Skip to content

Monitoring

Linux: Monitoring Concepts and Configurations

Service Monitoring

Service Level Indicators (SLIs) are specific metrics such as uptime, response time, or error rates. It is used to measure the performance of a service.

Service Level Objectives (SLOs) are targets to meet based on measurements such as maintaining 99.9 percent uptime.

Service Level Agreements (SLAs) is a formal promises to customers or stakeholders outlining expected level of service and consequences if expectations are not met.

Network Monitoring

Network monitoring is the process of keeping track of devices like routers, switches, and servers to make sure everything is running properly.

SNMP - Simple Network Monitoring Protocol

SNMP allows devices to report performance data using a structure called MIB, or Management Information Base. The MIB acts as a built-in database that defines everything that can be monitored on a device, including CPU load, memory usage, and network interface status.

The MIB contains Object Identifier (OID). and OID is a unique number used to locate and retrieve specific information.

SNMP Traps are automatic alerts triggered by specific events like hardware failure or dropped network connections.

Agent-agent vs Agentless Monitoring

Agent-based monitoring uses a software on the monitored device to collect monitored information. SNMP is an agent-based monitoring tool.

An agentless monitoring collects data using existing remote access protocols without requiring any additional software installation on the monitored devices. On Windows systems, protocols like Windows Management Instrumentation allow similar agentless access.

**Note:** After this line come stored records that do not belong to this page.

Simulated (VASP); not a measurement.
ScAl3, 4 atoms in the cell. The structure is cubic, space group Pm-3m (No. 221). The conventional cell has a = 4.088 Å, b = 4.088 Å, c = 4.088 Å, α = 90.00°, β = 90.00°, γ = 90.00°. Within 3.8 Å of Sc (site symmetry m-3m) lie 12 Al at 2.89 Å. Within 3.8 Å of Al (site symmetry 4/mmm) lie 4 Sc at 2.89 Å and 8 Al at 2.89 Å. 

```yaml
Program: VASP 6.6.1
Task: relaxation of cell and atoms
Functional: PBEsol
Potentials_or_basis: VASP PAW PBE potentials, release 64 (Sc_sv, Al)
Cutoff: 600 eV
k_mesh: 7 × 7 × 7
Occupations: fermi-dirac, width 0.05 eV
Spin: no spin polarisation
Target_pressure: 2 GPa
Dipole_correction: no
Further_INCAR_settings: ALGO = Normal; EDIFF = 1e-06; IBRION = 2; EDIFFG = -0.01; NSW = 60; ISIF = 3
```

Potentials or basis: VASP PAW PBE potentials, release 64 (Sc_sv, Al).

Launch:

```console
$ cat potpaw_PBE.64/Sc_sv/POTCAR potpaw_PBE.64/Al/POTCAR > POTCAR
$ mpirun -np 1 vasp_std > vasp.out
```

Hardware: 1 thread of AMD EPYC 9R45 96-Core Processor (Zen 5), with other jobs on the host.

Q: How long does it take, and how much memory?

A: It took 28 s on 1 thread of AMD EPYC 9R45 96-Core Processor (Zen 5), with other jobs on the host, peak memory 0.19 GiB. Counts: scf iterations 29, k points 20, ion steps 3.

Event-driven Data Collection

Health Checks

Health checks allow systems to automatically test whether a service is running and responding as expected.

# checks if a web service returns a success response
curl -I http://localhost

# check if a systemd service is up and running
systemctl is-active ssh

Webhooks

Webhooks are often used for realtime integrations between services.

Log Aggregation

Log aggregations is the collection of logs from across the network and storing them in a central location.

Event Management

Logging

Logging provides the raw data needed to understand what is happening across a system. Logs are typically stored in the directory /var/log/ and includes files like syslog, auth.log, dmesg, and more.

SIEM Security Information and Event Management System. It collects and analyzes logs from across the network to help identify security threats, system issues, and unusual activity in real time.

Events

Events are generated when specific patterns or conditions are detected in the log data that indicate something noteworthy has happened.

Alerting and Notifications

Notifications

Notifications are how a Linux admin is informed when the system detects that something may require attention. They can be sent via Email, Text Messages, Desktop pop-ups, ticketing system or collaboration platforms.

Alerts

Alerts are the system's internal triggers that causes te notifications to be sent.